I can't get my work queues to start properly. Doin...
# ask-community
j
I can't get my work queues to start properly. Doing this on a RHEL VM with a service file that just calls
prefect agent start -q main
. When I look at the logs for this, it shows me the agent starts and that it's checking for runs but it doesn't find any. Meanwhile the work queue in Prefect Cloud is unhealthy with a bunch of late runs. I tried reauthenticating to Prefect Cloud from the terminal and restarting the agent and upgrading to the latest prefect version. Any other advice?
w
hmm, can you double check that your agent is connected to the right workspace? the workspace id in your cloud url and the workspace id in your profile on the VM should be the same. You can see your API url on the vm by running
prefect config view
j
yep those ids match. Any other ideas are much appreciated!@
s
I am also having the same issue. The last healthy run I had was at 11AM. Since then, all of my flows are stuck in Late status. So assuming this is a wider spread issue.

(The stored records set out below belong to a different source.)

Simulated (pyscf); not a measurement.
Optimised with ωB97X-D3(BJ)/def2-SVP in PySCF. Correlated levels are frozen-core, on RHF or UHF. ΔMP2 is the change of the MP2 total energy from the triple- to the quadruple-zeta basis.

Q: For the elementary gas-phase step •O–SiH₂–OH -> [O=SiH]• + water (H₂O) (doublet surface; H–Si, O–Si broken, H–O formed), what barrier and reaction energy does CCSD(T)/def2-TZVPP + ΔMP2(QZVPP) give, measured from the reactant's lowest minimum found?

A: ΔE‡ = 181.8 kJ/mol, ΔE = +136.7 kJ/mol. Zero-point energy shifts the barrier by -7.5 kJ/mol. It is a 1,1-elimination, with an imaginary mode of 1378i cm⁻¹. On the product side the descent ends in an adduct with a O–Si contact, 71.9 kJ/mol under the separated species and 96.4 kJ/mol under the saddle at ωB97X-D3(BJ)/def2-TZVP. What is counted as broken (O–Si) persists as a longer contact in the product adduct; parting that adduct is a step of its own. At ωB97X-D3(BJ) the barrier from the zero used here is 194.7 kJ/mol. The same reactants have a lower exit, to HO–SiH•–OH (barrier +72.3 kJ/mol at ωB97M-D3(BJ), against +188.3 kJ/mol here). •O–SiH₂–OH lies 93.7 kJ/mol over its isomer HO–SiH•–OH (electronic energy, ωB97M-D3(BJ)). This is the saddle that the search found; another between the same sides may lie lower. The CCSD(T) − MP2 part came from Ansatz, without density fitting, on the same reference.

We are running on K8s infra on GCP, so would not be a RHEL related issue.
j
When I disabled concurrency limit for the work queue, it got healthy again!
s
Was this on the cloud side? We're currently at flow run concurrency unlimited
Wondering if I add a limit and remove if that will trigger it. Which limit were you at?
j
I set it to 5 and then when I cleared it it worked again. And yeah this was on the cloud side, right like in your screenshot.
s
Ok, yeah, I did the same and they are catching up now. I'm not savvy enough to root cause this, but @Will Raphaelson would you be able to set up an investigation?
j
Okay glad that worked!
w
Yeah I’ll raise this to our on call engineers, thanks.
s
Thank you James and Will!
a
Hey James and Steven! Would either of you be willing to DM me with your account ID or workspace ID?
👍 2
s
Flagging that I had this happened again this morning. Last successful run was at 8:12AM. Had you had any luck investigating? If you need more info, maybe we can schedule a call for Monday? Our fix has been needing to restart our Kubernetes agent cluster, not the work pool concurrency poke that James suggested above. @Andrew Brookins
Also, don't think this is a bug report per se, but we pushed a code change while runs were in the Late status, and through our CI/CD we update our deployments, and that caused all the Late runs to vanish - whereas I would expect the behavior to be similar to running a deployment for scheduled flows where the schedule is maintained. Our setup can now handle late runs for backfilling, but our late runs were removed, so they never got the chance to properly catch up.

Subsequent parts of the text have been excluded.